Day 1 - We all met in the Edinburgh University library for a practical Conservation session. We were divided into small groups that included an embroiderer/quilter with 2-3 students; this gave us the opportunity to get to know each other whilst studying pieces in the collection and making stuffed mounts for the garments and embroideries.


Day 2 - We all reconveened at Edinburgh College of Art for a day led by the students. To start with we were taught the basics of computer aided design using Photoshop, we used photographs and sketches taken during day 1 to produce multi-layered designs for sublimation and transfer printing. For most of us this was an exciting new skill to learn and we were all fascinated by the process of heat transferring our designs onto synthetic fabrics.


The students' expertise really showed in their designs but their encouragement and support led to us all achieving a variety of prints to take through to the final day.
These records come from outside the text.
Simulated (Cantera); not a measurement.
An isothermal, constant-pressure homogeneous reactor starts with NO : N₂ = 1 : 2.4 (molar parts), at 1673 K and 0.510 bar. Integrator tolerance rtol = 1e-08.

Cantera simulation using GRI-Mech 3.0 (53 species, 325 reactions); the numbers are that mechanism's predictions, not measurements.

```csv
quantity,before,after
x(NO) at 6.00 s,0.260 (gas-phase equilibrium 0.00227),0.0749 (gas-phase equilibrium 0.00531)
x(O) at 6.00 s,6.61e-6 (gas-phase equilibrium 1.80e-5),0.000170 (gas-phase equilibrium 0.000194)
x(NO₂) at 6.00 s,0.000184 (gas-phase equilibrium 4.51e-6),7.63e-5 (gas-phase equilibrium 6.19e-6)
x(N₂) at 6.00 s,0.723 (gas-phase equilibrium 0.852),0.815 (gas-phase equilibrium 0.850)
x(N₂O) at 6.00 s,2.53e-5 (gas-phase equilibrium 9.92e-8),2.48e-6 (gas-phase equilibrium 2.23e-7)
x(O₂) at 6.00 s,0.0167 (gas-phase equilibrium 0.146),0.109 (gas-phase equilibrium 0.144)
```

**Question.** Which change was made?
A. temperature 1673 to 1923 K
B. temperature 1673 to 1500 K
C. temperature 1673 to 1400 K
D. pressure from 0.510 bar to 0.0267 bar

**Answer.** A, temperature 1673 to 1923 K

Day 3 - This final session was led by the embroiderers/quilters; the students we were working with had previously identified the particular skills they were interested in learning so we were each able to concentrate on a particular technique. Working in our groups we tackled fabric manipulation; quilting; basic embroidery stitches; insertion stitches/faggoting; crochet; felting and tassel making. The students were all very keen to learn and produced a variety of samples that they showed and talked about at a feedback session; they have also produced very interesting blogs to demonstrate the skills they have learned and that form part of their coursework.


During individual interviews we were asked about our paths into embroidery/quilting; how we felt about the skills exchange and what other techniques we would be interested in learning.............. Hopefully a sign of more opportunities to come.



NDS Skills Exchange Workshop (1)


On 17th & 18th June some members of the Guild together with members of Thistle Quilters, were involved in a skills exchange workshop with Lindy Richardson and students from Edinburgh College of Art.


On day 1 we were introduced to the history of the Needlework Development Scheme and told about the re-discovery of a collection of antique textile samples in the college basement. Lindy is now working to research, catalogue and conserve this collection as well as widening its use and exploring embroidery in the 21st century.


Samples are to be remounted onto boards with fabric supports that will allow the items to be viewed and studied with minimal handling; everyone enjoyed getting to know each other whilst stitching and it was interesting to learn about textile conservation techniques.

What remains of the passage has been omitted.